The NFL Top 100 Players of 2026 has delivered one of its more striking early verdicts, with Lamar Jackson landing at No. 69 and Xavier McKinney at No. 70. For Jackson, it is a significant drop after being ranked No. 2 in the previous two years, while McKinney’s place reflects the respect he earned after a strong first two seasons in Green Bay.
The ranking is player-voted, which always gives it a different edge from awards built on a panel or media ballot. That makes Jackson’s slide even more noticeable, especially with the two-time NFL Most Valuable Player now sitting at his lowest placement since No. 72 in 2023.
Jackson’s fall stands out
Jackson’s 2025 season was shaped by missed time. He sat out three games early with a hamstring injury and missed another late in the year with a back contusion, and that absence clearly matters when players assess the league’s best.
Even so, the scale of the drop is hard to ignore. After two straight No. 2 finishes, moving to No. 69 means the conversation around Jackson is no longer just about his brilliance, but also about availability and how much value voters place on a full season.
The numbers from 2025 still show why Jackson remains in the upper tier of the league. He played 13 games, completed 63.6 percent of his passes for 2,549 yards, averaged 8.4 yards per attempt, and threw 21 touchdowns against seven interceptions. He also added 349 rushing yards and two rushing touchdowns, even with seven fumbles attached to the season.
There is still obvious production there. The question is whether a player can stay in the very top bracket of the ranking when injury interruptions break up the year and open the door for others to move ahead of him.
McKinney’s rise remains impressive
McKinney’s No. 70 placement tells a very different story. He stayed on the field for 16 games and delivered a complete defensive season: 107 tackles, one sack, 10 passes defensed, two interceptions and one forced fumble.
Those are the kind of all-round numbers that make a defensive back stand out in a player-voted list. He was active, productive and reliable, and the ranking suggests his peers continue to view him as one of the league’s more trusted defensive performers.

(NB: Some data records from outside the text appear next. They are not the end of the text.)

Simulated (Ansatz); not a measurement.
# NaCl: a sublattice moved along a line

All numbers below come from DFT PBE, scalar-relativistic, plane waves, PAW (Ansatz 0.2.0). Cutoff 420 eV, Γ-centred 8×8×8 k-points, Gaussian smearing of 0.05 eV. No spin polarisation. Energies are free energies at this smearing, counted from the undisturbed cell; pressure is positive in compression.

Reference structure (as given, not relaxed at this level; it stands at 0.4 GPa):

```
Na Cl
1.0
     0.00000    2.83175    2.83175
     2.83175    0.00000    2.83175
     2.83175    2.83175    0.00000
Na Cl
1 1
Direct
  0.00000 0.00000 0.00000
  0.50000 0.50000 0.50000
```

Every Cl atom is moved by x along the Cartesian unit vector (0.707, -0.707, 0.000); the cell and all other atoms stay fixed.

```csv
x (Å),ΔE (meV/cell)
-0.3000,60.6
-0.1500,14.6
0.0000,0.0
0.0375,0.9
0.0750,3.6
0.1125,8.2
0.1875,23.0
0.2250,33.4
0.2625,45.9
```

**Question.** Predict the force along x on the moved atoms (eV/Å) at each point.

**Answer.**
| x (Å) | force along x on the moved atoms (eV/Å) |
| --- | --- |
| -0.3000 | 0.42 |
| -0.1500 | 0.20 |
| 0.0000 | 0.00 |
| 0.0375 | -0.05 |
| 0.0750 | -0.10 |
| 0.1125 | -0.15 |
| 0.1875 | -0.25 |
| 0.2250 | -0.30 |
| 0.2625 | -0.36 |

For Green Bay, that matters. A player who can contribute in coverage, support the run and stay available over the course of a season has real value, and McKinney’s place in the Top 100 reflects that broader impact.
The 2026 rollout is still in its early stages, with players being revealed two at a time before the Top 10 is unveiled later in the schedule. But even at this point, the Jackson-McKinney pairing has already provided one of the most telling snapshots of how the league is judging 2025.
Jackson still has the profile of a franchise-level star. McKinney has the look of a player whose consistency has made him hard to overlook. In a ranking built on peer respect, both remain firmly in the conversation — even if Jackson’s fall is the headline that will draw the most attention.